The Novel That Contains Itself: On Catherine Lacey's The Möbius Book
A Möbius strip has no inside. Run your finger along its surface and you will return to where you started having never, technically, crossed an edge. When I first encountered the title of Catherine Lacey's new novel, The Möbius Book, I found myself thinking of that shape — not as metaphor, which is the easy thing, but as a structural problem. A novel that contains another novel is not unusual. A novel with no discernible outside might be something else.

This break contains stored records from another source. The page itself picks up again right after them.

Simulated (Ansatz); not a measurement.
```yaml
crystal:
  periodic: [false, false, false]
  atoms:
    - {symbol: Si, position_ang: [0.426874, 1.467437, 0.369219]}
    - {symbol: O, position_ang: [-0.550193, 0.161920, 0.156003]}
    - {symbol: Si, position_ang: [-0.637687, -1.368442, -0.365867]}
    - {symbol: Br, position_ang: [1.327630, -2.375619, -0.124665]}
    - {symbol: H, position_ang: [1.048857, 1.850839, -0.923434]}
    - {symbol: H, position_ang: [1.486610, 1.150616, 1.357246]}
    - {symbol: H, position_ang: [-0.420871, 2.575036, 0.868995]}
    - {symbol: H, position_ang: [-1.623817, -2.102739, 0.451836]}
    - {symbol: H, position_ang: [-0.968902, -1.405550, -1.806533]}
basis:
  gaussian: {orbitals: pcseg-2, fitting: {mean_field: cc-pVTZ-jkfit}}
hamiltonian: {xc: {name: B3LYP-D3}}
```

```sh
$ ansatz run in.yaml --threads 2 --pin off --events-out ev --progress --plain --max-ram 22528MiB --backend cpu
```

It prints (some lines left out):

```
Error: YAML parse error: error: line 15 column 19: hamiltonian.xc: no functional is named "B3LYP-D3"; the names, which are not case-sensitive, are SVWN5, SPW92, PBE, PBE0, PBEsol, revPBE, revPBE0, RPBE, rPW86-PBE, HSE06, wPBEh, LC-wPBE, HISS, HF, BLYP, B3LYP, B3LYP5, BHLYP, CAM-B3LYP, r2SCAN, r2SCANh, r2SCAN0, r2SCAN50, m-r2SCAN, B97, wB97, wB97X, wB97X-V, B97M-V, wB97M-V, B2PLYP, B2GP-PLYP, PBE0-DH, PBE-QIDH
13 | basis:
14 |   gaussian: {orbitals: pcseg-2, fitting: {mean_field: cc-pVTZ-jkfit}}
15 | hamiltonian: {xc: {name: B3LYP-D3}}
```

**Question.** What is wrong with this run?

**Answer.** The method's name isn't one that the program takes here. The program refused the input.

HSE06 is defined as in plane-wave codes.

Lacey, whose Biography of X was one of the most formally audacious novels to appear in recent years, has returned with a work that — according to early reviews — begins as something resembling a revenge narrative before folding into itself to reveal an embedded novella of a quite different, stranger character. The exact mechanics remain, by design, difficult to paraphrase. This is the point. A Möbius strip resists being unrolled.
What interests me about Lacey's work, more than the structural cleverness, is her relationship to discomfort. She does not write novels that explain themselves. Nobody Is Ever Missing was narrated by a woman who abandons her life for no clean reason; Biography of X constructed an entire fictional biography of an artist who might be a cipher. In both cases, Lacey's formal choices are not decoration — they are the argument. The way the book is built is what the book is saying.
I am reminded, reading about The Möbius Book, of the debates that surrounded Knausgård and the Autofictional Novel, that examination of how contemporary fiction folds the self back into itself. Lacey is not an autofictionist in any strict sense, but she is working with a similar question: what is the minimum structural intervention required to make a reader genuinely uncertain about what kind of story they are reading?
El Cultural's review describes the book as an act of revenge against an ex, with a mystery novelette folded inside. Whether that description is accurate or is itself part of the architecture, I cannot yet say. What I can say is that Catherine Lacey has not, in any of her previous books, settled for the obvious move. That the novel is called The Möbius Book and apparently contains a novella suggests she hasn't started now. The question that remains — as with any Möbius strip — is where, exactly, you are when you reach the end.